Customer Portal Performance Degradation

Incident Report for Yext

Postmortem

Summary

On March 21st, at 2:02 PM EST, engineering received reports of elevated page load times in the Customer Portal. Investigation began immediately, and mitigations were implemented by 2:21 PM EST, at which time page load times returned to normal.

Root Cause

A bug in an asynchronous process occurred shortly after midnight on March 21st, causing the process to slowly increase its resource consumption. The unfettered resource consumption reached a critical point in the early afternoon, resulting in increased latency in Customer Portal requests. Once the source was identified, the asynchronous process was instantly terminated, releasing the resources.

Due to the gradual nature of the resource consumption, our alerting failed to detect the issue until it began to affect other systems. Going forward, we plan to implement mechanisms to prevent such runaway processes from consuming resources. We also plan to add alerting to actively detect latency increases over longer periods, to prevent such scenarios from impacting customer requests.

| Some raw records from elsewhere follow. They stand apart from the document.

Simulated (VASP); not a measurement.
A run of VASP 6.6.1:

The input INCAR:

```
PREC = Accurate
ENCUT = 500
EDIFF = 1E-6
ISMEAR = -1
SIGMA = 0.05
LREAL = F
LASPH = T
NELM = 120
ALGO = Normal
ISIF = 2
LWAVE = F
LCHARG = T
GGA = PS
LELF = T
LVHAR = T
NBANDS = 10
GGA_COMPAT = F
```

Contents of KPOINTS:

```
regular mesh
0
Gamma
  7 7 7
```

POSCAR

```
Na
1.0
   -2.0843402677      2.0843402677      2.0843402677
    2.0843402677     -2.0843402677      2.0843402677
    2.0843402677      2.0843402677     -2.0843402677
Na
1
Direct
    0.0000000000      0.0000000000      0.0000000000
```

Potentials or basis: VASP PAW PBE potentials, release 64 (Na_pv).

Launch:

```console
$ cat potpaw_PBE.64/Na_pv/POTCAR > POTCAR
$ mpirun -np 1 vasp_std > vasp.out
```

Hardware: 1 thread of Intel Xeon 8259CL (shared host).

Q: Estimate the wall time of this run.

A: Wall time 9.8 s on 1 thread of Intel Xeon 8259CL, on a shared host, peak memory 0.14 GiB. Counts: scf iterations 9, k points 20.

Posted Apr 01, 2019 - 14:52 EDT

Resolved

This incident has been resolved.
Posted Mar 22, 2019 - 11:14 EDT

Monitoring

We have implemented mitigations and page load times have returned to normal. We will actively monitor the Customer Portal for any issues.
Posted Mar 21, 2019 - 17:21 EDT

Investigating

We are currently investigating reports of elevated page load times in the Customer Portal. We will update as soon as we have more details.
Posted Mar 21, 2019 - 14:01 EDT
This incident affected: Customer Portal Login.